The “credit” for this morass can be awarded to the John Roberts Supreme Court. In a 5-4 decision (along ideological lines) in the 2019 case Espinoza v. Montana Department of Revenue, the high court ruled that the state of Montana could not exclude religious schools from a program that doled out tax credit-funded scholarships for schoolkids.
Vermont doesn’t have a program like that, but if a community chooses not to operate public schools, the state pays tuition for the town’s kids to attend one of a handful of approved private schools, like St. Johnsbury Academy and Burr and Burton Academy. If you apply the Espinoza standard to Vermont, the state must throw the program’s doors open to any qualified private school, religious or not. And “approved” can’t be decided on the increasingly frayed principle of church/state separation.
“The Supreme Court has been moving the goalpost in favor of funding religious institutions,” said Vermont Law School Professor Peter Teachout, the Legislature’s go-to guy for thorny constitutional issues.
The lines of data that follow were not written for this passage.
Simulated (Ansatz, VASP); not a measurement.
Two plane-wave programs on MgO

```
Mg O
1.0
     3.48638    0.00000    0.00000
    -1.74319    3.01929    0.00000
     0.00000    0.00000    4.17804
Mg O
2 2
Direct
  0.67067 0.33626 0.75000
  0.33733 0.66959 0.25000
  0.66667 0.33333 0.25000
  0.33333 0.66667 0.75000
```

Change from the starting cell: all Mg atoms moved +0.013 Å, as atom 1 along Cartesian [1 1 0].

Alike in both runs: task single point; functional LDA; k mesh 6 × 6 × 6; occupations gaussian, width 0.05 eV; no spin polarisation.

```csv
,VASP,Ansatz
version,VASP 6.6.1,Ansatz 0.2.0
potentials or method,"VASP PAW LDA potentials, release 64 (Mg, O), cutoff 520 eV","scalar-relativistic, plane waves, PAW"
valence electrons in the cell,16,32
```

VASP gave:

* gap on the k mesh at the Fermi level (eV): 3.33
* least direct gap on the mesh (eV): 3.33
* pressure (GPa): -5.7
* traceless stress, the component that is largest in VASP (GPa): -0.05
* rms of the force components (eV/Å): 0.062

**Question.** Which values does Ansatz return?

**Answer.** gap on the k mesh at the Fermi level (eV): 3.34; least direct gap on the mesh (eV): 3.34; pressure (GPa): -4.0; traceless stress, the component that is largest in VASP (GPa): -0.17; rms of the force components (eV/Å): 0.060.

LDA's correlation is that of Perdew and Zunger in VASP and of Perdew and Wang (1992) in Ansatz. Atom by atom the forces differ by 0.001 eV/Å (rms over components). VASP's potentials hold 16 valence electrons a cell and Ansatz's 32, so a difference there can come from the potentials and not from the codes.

After the jump: Fasten your seat belts, it’s gonna be a bumpy ride.
This issue came to a boil in Vermont last month. On January 7, a federal judge ruled for the plaintiff in A.H. v. French, a suit brought by parents who wanted to send their child to a Catholic high school on the state’s dime. Two weeks later, another judge issued an emergency injunction ordering the state to quickly implement a revised alternative system that accommodated all qualifying private schools.
Which brought us to Wednesday’s hearing. The Department of Education had already prepared a “best practices guide” on how to meet the ruling’s requirements. Teachout essentially endorsed that guide, but cautioned that the state was navigating a treacherous Scylla and Charybdis passage between Espinoza and the Vermont constitution’s “compelled support clause,” which forbids any state support for religion.
The patchwork fix: Pay tuition to approved religious schools, but bar any state money from funding religious instruction, worship or promulgation. “It’s a pretty simple ‘Vermont’ solution, but I think it works at least as a stopgap,” Teachout said.
It seems to me that there’s another way out of this. What if we simply ended the approved-school program? Instead of sending kids without local schools to private academies, what if we devised a way to accommodate them within the public K-12 system? That would resolve the Espinoza requirement that any such program must be open to all private schools, because there wouldn’t be a program.
But as much as I’d rather deal with that problem than start paying tax dollars to The Lord’s Creationist Academy, there’s a reason why the idea never came up Wednesday. It’s because the approved independent schools are sacred cows in Montpelier. They spend big bucks on lobbyists, and get their money’s worth. Cutting them out is a political non-starter. Which is a shame because I can tell you, as someone who’s lived in other states, that there’s nothing etched in stone about our current system. And if it’s going to cause endless challenges from deep-pocketed conservative legal teams, then I’d rather do without it.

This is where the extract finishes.